So much so that when the book eventually did wend towards its ending (realistic in that not everyone's problems are solved, threats remain and prices have to be paid) I really, really didn't want it to stop. Three hundred odd pages isn't long by the standards of modern fantasy but it is quite enough for the group that forms here to become firm friends to the reader, I think, and long enough that I really missed them once it was finished.

In short, another brilliant book from this author who's firmly on my "must read" list.

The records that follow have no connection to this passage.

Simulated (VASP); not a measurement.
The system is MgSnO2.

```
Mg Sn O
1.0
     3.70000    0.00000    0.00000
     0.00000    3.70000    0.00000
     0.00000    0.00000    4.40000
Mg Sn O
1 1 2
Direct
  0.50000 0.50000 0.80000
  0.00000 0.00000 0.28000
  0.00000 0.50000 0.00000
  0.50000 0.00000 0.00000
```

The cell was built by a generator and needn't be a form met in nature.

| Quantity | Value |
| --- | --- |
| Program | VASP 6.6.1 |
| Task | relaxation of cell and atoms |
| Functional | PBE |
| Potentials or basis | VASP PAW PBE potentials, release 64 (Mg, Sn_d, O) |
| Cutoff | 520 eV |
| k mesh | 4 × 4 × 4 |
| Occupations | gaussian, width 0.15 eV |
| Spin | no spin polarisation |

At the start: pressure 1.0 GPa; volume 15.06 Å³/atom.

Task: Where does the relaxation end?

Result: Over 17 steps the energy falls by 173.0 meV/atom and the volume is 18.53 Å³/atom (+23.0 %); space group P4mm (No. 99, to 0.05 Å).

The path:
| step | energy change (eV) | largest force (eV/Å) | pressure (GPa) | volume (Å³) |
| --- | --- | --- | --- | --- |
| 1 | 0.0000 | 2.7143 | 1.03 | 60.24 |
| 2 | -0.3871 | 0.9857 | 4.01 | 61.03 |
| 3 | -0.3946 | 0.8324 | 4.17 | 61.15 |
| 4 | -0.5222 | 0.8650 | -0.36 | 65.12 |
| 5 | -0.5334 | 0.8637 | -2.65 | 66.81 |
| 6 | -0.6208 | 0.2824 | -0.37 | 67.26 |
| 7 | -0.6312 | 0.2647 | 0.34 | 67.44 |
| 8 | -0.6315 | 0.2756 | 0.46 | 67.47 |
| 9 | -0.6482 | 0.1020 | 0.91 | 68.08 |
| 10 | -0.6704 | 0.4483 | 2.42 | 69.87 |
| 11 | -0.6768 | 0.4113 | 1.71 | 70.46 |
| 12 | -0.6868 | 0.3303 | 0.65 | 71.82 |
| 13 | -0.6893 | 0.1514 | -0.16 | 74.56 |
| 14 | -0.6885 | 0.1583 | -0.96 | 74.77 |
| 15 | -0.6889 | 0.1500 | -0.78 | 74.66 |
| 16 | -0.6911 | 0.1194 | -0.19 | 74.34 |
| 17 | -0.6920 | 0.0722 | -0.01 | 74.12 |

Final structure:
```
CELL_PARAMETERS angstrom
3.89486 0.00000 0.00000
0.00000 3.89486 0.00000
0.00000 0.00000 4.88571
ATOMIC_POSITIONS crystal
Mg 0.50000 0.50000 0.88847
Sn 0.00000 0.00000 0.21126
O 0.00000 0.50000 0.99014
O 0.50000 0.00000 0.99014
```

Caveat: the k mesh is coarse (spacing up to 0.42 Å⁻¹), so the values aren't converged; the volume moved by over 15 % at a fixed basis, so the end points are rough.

For more information about Nettle and Bone, see the publisher's website here.


21 April 2022

#Review - The Odyssey by Lara Williams

The Odyssey
Lara Williams
Hamish Hamilton, 21 April 2022
Available as: PB, 208pp, e, audio
Source: Advance e-copy
ISBN(PB): 9780241502815

I'm grateful to the publisher for an advance e-copy of The Odyssey via NetGalley to consider for review.

There are some gleeful tricks going on in the presentation of The Odyssey. First, take that cover, with its glittering swimming-pool water and a pink inflatable. That points to an aspect of the cruise ship WA (no, I don't know...) that the book largely isn't concerned with. Relaxed, holidaying passengers are not the focus here. The longest interaction we see between the main character, Ingrid, and a passenger is when Ingrid very rudely needles an unfortunate woman to buy something in the gift shop that she runs.

No, this story is squarely about the crew side of the ship, and about it's all about the crew, and about Ingrid in particular. And the title - it hints at what's going on, at a return home via many strange adventures, but it doesn't I think capture the sheer weirdness of Ingrid's life. Although that is something that only builds up slowly. Anyway, be clear this isn't a story of sun, sex, and reconciliation on a romantic cruise.

Ingrid herself is a puzzle. We gradually learn the details of her less than satisfactory marriage; that she more or less fled that to a job aboard the liner; and that she's been working there for five years, apparently content with her tiny, self-contained cabin and a minimum of possessions, playing at "families" with brother and sister Ezra and Mia (they take turns to be the baby) and rotating between postings aboard (currently, selling tat in the souvenir shop; later, she's a manicurist, then a lifeguard, and so on - none of them roles she has any qualifications, training or apparently, any aptitude for). The book also follows a couple of Ingrid's adventures when she takes shore leave, once in Spain and once in Canada, both leading to epic drinking and debauchery. The contrast between Ingrid's cool, self-possessed narration and the raucous quantities of alcohol and bad behaviour that she gets through is striking. Together with her relationship with Ezra and Mia, it feels as though she is trying to pick her way though something that has gone badly wrong, but that she doesn't want to articulate.

This smooth course of life get a jolt when Ingrid is invited to take part in the "programme", a development/ mentorship run by Keith (we never find out his exact role on the ship but he's obviously pretty senior as he has his own office with a secretary). Mia especially seems to resent this - is she jealous that Ingrid seems in line for advancement? Concerned that the process may upset their (strange) world of play-acting? Or genuinely worried that it will damage Ingrid? Whichever, it does seem to be revealing increasingly detailed accounts of Ingrid's earlier life in conversations with Keith. He also uses these to impart to her his unsurprisingly shallow philosophy, derived and diluted from the Japanese concept of "wabi sari".  And these revelations to seem to open a division with Mia and Ezra and to trigger something self-destructive in Ingrid.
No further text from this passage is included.